We're All Traders Now
Note: This post is an updated and expanded version of an article I originally wrote a few months back.
At the time I’m writing this, one Bitcoin is worth about $94,000 USD. But if you’re sitting in Istanbul, that same Bitcoin is worth 4.1 million Turkish lira. If you’re in Lagos, it’s 184 million Nigerian naira.
Same asset, wildly different realities.
Even with the market cooling off significantly in Q4, 2025 has been a massive year for crypto. For Americans, Bitcoin is actually down about ~5% due to a Q4 pullback - but in Turkey? It’s up nearly 240%. When your local currency is melting, "volatility" looks a lot like "insurance."
This isn’t just pointing out differentials in exchange rates - it’s a sign of a much bigger shift: that "money" isn't a physical thing anymore. Money is simply data.
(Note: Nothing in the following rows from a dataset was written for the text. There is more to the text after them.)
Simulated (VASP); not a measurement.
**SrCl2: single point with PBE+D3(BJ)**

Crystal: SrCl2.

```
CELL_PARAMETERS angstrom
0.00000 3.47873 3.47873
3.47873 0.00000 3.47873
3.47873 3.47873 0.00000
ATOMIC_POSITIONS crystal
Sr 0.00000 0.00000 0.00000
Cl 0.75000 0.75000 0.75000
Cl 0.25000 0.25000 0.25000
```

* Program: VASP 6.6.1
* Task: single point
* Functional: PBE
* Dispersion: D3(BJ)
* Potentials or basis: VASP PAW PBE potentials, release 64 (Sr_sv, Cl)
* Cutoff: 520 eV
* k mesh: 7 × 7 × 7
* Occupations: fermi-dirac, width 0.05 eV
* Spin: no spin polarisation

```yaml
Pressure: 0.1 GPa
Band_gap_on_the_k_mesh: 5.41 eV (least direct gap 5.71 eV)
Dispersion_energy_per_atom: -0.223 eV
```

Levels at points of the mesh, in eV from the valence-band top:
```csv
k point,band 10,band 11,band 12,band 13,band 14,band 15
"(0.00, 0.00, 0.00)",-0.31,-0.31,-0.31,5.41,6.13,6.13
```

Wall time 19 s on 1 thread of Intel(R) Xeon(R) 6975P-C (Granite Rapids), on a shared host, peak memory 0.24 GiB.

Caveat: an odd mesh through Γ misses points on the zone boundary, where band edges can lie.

The Death of the Bill Fold People still talk about "cash," but physical money is basically a ghost. Only about 8% of the world’s money exists as actual bills or coins. The other 92% of "cash" exists entirely an entries in databases—numbers on a screen, bits moving through a wire.
In other words - your net worth and mine isn't a stack of hundreds in a vault; it's a line of code in a bank’s ledger or a record on a blockchain. Even that $20 bill in your pocket only works because we’ve all agreed to pretend that specific piece of paper has value. It’s a social contract, not a physical reality.
Stablecoins: The New Plumbing A year or two ago, "stablecoins" were a niche crypto term. In 2025, they’re on track to process $18 trillion. That’s more than the volume of Visa and Mastercard combined.
This isn't "experimental" anymore—it’s the new plumbing of the global economy. Stablecoins are faster, cheaper, and they don't care about borders or bank holidays. They bypass the massive "interchange fees" that credit card companies live on. This is why you see the US passing the GENIUS Act and Europe implementing MiCA. Governments aren't trying to stop digital cash anymore; they’re trying to make sure they still have a seat at the table.
Programmable Money Bitcoin proved that you don't need a government to make money "real"—you just need consensus. If enough people agree a ledger entry has value, it has value.
But now, we’re taking it a step further: we’re making money programmable. We have platforms like J.P. Morgan’s Onyx that move money automatically when certain conditions are met. We have smart contracts where the money essentially has its own "brain." Money is becoming code that can move itself, tax itself, or even expire if it isn't used.
The Money Matrix Even the people in charge are admitting the game has changed. Jerome Powell calls Bitcoin "digital gold." Central banks are realizing that the US dollar's total dominance isn't a law of nature—it’s just a trend that might be ending.
Once you stop seeing money as "cash" and start seeing it as a "data stream," everything changes. Geography starts to matter less than which network you trust. Your financial reality depends entirely on which ledger you decide to live in.
We’re All Traders Now This is where it gets really interesting. Because money is now data, and we have AI that can process data in milliseconds, the "average person" now has tools that used to be reserved for high-frequency hedge funds.
We can see the gaps between different currencies and different realities in real-time. With 137 countries building their own digital currencies (CBDCs), we aren't just digitizing the dollar or the euro—we are completely reimagining what value even is.
The question isn't if money will become entirely digital and relative. We’re already there. Your wealth depends less on what you "own" and more on what kind of data you're holding.
Like it or not, the era of "set it and forget it" money is over. We’re all traders now. And we’re just getting started.